Logistic Regression for Classification in Machine Learning

Logistic regression is an analytical technique in supervised machine learning for performing classification tasks. It is a classification algorithm based on probabilistic approach.

Logistic regression approach can be used to make predictions on a categorical dependent variable. The algorithm extracts inferences from a given set of independent input variables and these inferences are used to make predictions on a target variable. The target variable has to be a dependent categorical variable. The logistic regression predicts the probability of the target variable to belong to a particular class by giving a probabilistic value that lies between 0 and 1.

This method is named logistic regression though it performs classification tasks because of the reason that the underlying techniques are similar to that involved in linear regression. The algorithm uses predictive modeling as regression and uses a logit function for the classification task. In fact, it uses the output obtained from a linear regression function as input and applies a sigmoid function to measure the probability that an instance belongs to a particular class.

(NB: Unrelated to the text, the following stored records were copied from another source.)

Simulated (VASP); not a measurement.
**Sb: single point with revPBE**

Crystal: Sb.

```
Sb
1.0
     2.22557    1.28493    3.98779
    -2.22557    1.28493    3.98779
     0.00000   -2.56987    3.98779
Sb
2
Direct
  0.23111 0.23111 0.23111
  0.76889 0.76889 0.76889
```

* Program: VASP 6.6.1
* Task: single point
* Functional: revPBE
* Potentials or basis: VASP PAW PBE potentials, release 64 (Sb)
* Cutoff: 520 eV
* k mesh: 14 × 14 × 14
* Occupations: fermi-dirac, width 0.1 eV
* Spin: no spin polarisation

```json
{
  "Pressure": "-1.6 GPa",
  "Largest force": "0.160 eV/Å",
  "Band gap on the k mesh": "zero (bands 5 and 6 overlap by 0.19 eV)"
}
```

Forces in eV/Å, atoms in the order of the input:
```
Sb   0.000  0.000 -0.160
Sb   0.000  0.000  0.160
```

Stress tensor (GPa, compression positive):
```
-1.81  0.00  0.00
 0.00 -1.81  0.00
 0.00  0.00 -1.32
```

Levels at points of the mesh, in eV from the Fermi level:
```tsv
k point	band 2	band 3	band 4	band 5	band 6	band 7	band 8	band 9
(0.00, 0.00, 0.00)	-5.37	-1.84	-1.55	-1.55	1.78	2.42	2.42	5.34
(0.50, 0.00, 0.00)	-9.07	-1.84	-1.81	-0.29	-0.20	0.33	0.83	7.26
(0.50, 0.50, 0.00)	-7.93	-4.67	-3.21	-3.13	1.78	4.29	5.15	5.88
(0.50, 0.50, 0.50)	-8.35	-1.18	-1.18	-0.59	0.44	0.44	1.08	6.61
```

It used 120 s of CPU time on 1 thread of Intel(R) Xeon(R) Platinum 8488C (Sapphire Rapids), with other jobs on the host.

Criteria for logistic regression

The independent variables should be free from correlation between themselves, i.e., multicollinearity among input features has to be avoided
The target variable in logistic regression has to a dependent categorical variable

Need of Sigmoid function in logistic regression

Logistic regression works on the principle of linear separability of data points. Like the Support Vector Machine method, a hyperplane separates the data points. The data points belonging to the negative class are denoted by -1 and the data points belonging to the positive class are denoted by +1.

Logistic Regression for Classification in Machine Learning

Figure 1. Schematic of hyperplane separating data points belonging to different categories

Suppose w is the normal vector to the hyperplane (Figure 1), then the distance d of the point $X_i$ from the hyperplane is,

$$d=\frac{W^TX}{||W||}$$

If $W$ is unit normal vector, then, $d=W^TX_i$

Now, the classifier classifies the data points which are in the same direction of the normal vector as positive class and the remaining data points as negative class.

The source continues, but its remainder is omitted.